In Labour’s 2017 manifesto, Jeremy Corbyn and his party colleagues promised that “Labour will demand a comprehensive, independent, UN-led investigation into alleged violations … in Yemen, including air strikes on civilians by the Saudi-led coalition. We will immediately suspend any further arms sales for use in the conflict until that investigation is concluded.”

But the evidence of Saudi Arabia’s crimes in Yemen is already documented by Amnesty and others, notably by the courageous reporting of the British journalist Iona Craig. The dossier is voluminous.

Labour does not promise to stop arms exports to Saudi Arabia. It does not say Britain will withdraw its support for governments responsible for the export of Islamist jihadism. There is no commitment to dismantle the arms trade.

The manifesto describes a “special relationship [with the US] based on shared values … When the current Trump administration chooses to ignore them … we will not be afraid to disagree”.

As Jeremy Corbyn knows, dealing with the US is not about merely “disagreeing”. The US is a rapacious, rogue power that ought not to be regarded as a natural ally of any state championing human rights, irrespective of whether Trump or anyone else is President.

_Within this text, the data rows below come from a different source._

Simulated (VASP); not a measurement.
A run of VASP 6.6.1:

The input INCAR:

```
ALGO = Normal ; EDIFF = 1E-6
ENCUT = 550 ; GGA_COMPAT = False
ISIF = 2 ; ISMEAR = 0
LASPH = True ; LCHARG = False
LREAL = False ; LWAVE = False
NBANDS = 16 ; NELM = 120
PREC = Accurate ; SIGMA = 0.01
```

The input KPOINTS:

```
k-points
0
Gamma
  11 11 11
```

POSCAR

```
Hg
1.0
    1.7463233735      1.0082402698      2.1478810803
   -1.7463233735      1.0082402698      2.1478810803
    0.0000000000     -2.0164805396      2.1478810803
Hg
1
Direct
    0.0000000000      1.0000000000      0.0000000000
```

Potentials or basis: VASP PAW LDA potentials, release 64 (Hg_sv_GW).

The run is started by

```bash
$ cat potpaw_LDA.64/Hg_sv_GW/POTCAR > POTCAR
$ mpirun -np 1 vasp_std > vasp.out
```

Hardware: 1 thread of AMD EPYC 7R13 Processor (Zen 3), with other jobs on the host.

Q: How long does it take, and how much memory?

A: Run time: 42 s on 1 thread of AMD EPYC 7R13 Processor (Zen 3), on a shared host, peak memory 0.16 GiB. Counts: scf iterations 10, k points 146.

When Emily Thornberry linked Venezuela with the Philippines as “increasingly autocratic regimes” – slogans bereft of contextual truth and ignoring the subversive US role in Venezuela — she was consciously playing to the enemy: a tactic with which Jeremy Corbyn will be familiar.

A Corbyn government will allow the Chagos islanders the right of return. But Labour says nothing about renegotiating the 50-year renewal agreement that Britain has just signed with the US allowing it to use the base on Diego Garcia from which it has bombed Afghanistan and Iraq.

A Corbyn government will “immediately recognise the state of Palestine”. But it is silent on whether Britain will continue to arm Israel, continue to acquiesce in the illegal trade in Israel’s illegal “settlements” and continue to treat Israel merely as a warring party, rather than as an historic oppressor given immunity by Washington and London.

On Britain’s support for Nato’s current war preparations, Labour boasts that the “last Labour government spent above the benchmark of 2 per cent of GDP” on Nato. It says, “Conservative spending cuts have put Britain’s security at risk” and promises to boost Britain’s military “obligations”.

In fact, most of the £40 billion Britain currently spends on the military is not for territorial defence of the UK but for offensive purposes to enhance British “interests” as defined by those who have tried to smear Jeremy Corbyn as unpatriotic.

If the polls are reliable, most Britons are well ahead of their politicians, Tory and Labour. They would accept higher taxes to pay for public services; they want the National Health Service restored to full health. They want decent jobs and wages and housing and schools; they do not hate foreigners but resent exploitative labour. They have no fond memory of an empire on which the sun never set.

They oppose the invasion of other countries and regard Blair as a liar.  The rise of Donald Trump has reminded them what a menace the United States can be, especially with their own country in tow.

The Labour Party is the beneficiary of this mood, but many of its pledges – certainly in foreign policy – are qualified and compromised, suggesting, for many Britons, more of the same.

Jeremy Corbyn is widely and properly recognised for his integrity; he opposes the renewal of Trident nuclear weapons; the Labour Party supports it. But he has given shadow cabinet positions to pro-war MPs who support Blairism, and tried to get rid of him and abused him as “unelectable”.

“We are the political mainstream now,” says Corbyn.  Yes, but at what price?